This is going to be a multi-post topic, the reasons which shall be obvious as we go through this. This past week, I rejoiced to pay off the former owner of a business I bought. Since January, he has used attorney threats against me and turned a deaf ear to my requests to sit down and talk to resolve his concerns. For the four years prior, sitting down, talking through, and resolving our differing points of view is how we handled our relationship. I don’t know why he changed, he won’t respond to requests to meet.

As I said, this is going to be a multi-post topic, and so I won’t get into all the things I hope to write about. Let’s just start with lawfare. It is a real thing.

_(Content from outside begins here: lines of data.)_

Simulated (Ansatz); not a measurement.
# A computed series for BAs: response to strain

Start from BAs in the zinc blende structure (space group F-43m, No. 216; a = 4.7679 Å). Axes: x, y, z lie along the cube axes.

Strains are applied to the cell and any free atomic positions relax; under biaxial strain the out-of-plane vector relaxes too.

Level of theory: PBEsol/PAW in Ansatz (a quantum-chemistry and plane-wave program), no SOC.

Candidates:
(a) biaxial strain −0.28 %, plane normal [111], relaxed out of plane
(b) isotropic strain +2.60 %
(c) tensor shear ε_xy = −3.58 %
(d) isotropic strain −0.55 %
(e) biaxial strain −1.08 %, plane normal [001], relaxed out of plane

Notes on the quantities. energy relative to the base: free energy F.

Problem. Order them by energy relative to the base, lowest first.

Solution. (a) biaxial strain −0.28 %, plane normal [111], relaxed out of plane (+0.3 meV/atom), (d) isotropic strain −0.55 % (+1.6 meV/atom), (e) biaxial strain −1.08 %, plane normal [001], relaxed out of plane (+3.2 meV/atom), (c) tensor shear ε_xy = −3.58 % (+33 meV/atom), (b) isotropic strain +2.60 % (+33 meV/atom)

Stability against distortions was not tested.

There is simply NO WAY that I can reconcile a Christian’s decision to go to war against another Christian. Neither could Mark Twain. Read that here. Don’t skip it.

There is also NO WAY that I can reconcile a Christian’s decision to go to law against another Christian. Here me out. The former business owner was (and as far as I know, still is) a Christian. We had had beautiful fellowship as we worked on this deal together. He selected me as buyer at least partly because of my allegiance to the Lord. He said over and over to me, we don’t need a written contract, our word is good enough. (We did have written contracts, however, a total of 1200 pages)

Throughout the past five months, I have kneeled to pray, asking the Lord for wisdom and help to discern how to handle this conflict. All who have reviewed the details of this, were left puzzled as to what the former owner wanted, how he could have felt injured, and why he wouldn’t have picked up the phone or responded to an email as he had done in former times. As I prayed about this, I was reminded of Mark Twain’s writing. Was the former owner and I both bowing in prayer, asking the Lord for resolution to our issue? Was he asking the Lord for help in conquering me? Was he so sure of his methods that he felt assured that the Lord was smiling upon him and frowning upon me?

I was not perfect in my love for the former owner during this time, and yet I can say with a clear conscience that my desire was always, and still is reconciliation. Will we really meet in Heaven with this unresolved conflict still between us? We will sit down and talk in Heaven even though he wouldn’t do so on earth?

I asked you to hear me out. Is it ever okay for a Christian to go to law? I think yes. But not for a Christian to go to court against a Christian. Because we have Matthew 18 as our method to solve grievances. We have ‘suffer wrong’ as our method to forgive and move on. I don’t believe the ‘suffer wrong’ means an unlimited get-out-of-jail-free card so don’t worry about it going to that extreme. You can suffer wrong here and there, even from a fellow Christian. However, any Christian who continues to insist you suffer wrong is himself in the wrong and should be rebuked, eventually before all the church. Matthew 18 also puts limits upon the licentiousness of a sinning Christian. If you have been told your trespass and you resist accountability and remedy, it is brought before others in the church to judge, and then before the whole church. If you fail to hear the whole church who would side with the trespassed-against brother, then you are not a Christian…you are an unbeliever against which the Law and laws again have effect.

That’s why a Christian can’t take a Christian to court. If so, then both parties haven’t remained as Christians. Maybe they are in name. Denominational boundaries don’t change our standing or responsibilities to each other.

Going back to earlier – how can two children in a dispute not go to their own Father for resolution? If they were to go to another father, imagine the perversion. Authority? Relationship? Trust? Standards? Culture? Resolution? So, I pray to my God and Father for help resolving this issue–I continue to even though my brother has no legal actions that he can take anymore–because he was my brother before he went to the law, and I hope he is restored as my brother after he repents and sees his sin. The Holy Spirit is surely working with him.